Traveling With Danger

Travel, airplane, postcards
This column was written by Bridget Johnson.
There's a certain hell that every journalist finds herself trapped in at one time or another, those assignments that remind you there is nowhere to go but up, those local stories that grace the front page today and wind up in the birdcage tomorrow. For many, it's covering ribbon-cutting ceremonies or water-board meetings. For me, it was having to report on a lactation-award ceremony for National Breastfeeding Awareness Month — coupled with the rejection of the resignation request I submitted upon assignment.

When a journalist wrapped in the hell of her own community-fluff assignments picks up a copy of Robert Young Pelton's "The World's Most Dangerous Places," it's like a shot of editorial heroin.

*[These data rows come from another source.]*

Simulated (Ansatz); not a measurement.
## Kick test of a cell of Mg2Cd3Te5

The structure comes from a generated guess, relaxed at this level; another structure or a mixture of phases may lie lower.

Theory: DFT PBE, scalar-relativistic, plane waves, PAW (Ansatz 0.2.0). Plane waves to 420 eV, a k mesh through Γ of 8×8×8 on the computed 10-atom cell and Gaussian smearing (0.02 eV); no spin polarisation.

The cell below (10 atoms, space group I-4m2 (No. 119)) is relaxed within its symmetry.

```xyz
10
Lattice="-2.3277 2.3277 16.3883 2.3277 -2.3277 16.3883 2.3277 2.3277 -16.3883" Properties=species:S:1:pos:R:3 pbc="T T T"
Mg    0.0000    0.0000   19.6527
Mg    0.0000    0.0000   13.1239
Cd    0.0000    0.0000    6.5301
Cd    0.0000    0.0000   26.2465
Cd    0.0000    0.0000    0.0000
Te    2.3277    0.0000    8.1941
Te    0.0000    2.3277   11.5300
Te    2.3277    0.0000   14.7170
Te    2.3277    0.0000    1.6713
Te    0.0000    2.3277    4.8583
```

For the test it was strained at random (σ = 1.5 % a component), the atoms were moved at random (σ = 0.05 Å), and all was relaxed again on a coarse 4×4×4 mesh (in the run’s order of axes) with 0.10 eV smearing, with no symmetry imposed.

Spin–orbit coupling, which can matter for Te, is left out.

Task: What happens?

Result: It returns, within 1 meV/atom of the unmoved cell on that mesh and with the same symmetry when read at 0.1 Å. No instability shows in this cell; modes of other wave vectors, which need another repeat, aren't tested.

Now in its fifth edition, and with a 10th-anniversary edition — "DP Professional Strength" — from HarperCollins slated to hit shelves next March, this travel guide has consistently blown the boring bus-tour variety of handbooks out of the water. My own chunky, tattered fourth edition (from where I quote) is dog-eared at the pages with convenient tip sheets, such as how to escape an anaconda attack in Colombia (you have to wait until the snake swallows you up to your knees before killing it — a tidbit Pelton gleaned from an NGO handbook) and proper bribes for Russian officials ($2 to avoid a speeding ticket, but $600 to get your phone installed quicker).

Nothing has ever made me want to take a sojourn in Algeria more. What better guide for crazy journalists to pick up while planning their summer vacations?

When I pitched Pelton's book on my blog's Christmas-gift guide, one reader commented that she'd heard Pelton had been kidnapped by Islamofascists. In jumped the man himself with the response: "I was kidnapped by Colombian death squads ... Islamofacists are sooooo Amish." And as he told me last week, that's not even the worst situation he's been in. This guy totally rocks.

Whenever I flip through my dog-eared DP, I begin to feel like an utterly lame journalist. It occurred to me that on my last trip to Mexico, I did more shopping than reporting. So suffice it to say I'm in awe of Pelton's fearless adventures, the guy who's survived PKK attacks and called the Taliban girly men to their faces. The week before I interviewed Pelton, I ran into George Lucas at a party and was marginally impressed. Days later, I got Pelton on the horn and quickly found myself the stammering fan so reviled in Los Angeles.

Pelton, just back from Equatorial Guinea, has packed years of adventuring expertise and stomping through war zones into a thousand pages of killer tales and invaluable tips, including:

  • From "How to Survive Being a Yankee Pig": "Don't go too native until you actually have met the natives. Some cultures can be affronted by you dressing like Gunga Din with Reeboks."
  • From "How to Survive Fundamentalist Places": "Despite other guidebooks' warnings, Muslims understand that Christians have different customs and won't lop your head off the first time you make a faux pas by passing the falafel with your left hand."
  • From "How to Survive Poor Places": "Get the guilt thing out of the way early. You're rich, they're not. They make Nikes and Kmart designer clothes, you wear them. Deal with it or go home and watch infomercials for ab machines."
  • As a journalist, I find Pelton's writing especially refreshing — he cuts through the sort of sensitive EU-speak that plagues global information sources and tells it like it is; and he is also completely cynical and sarcastic.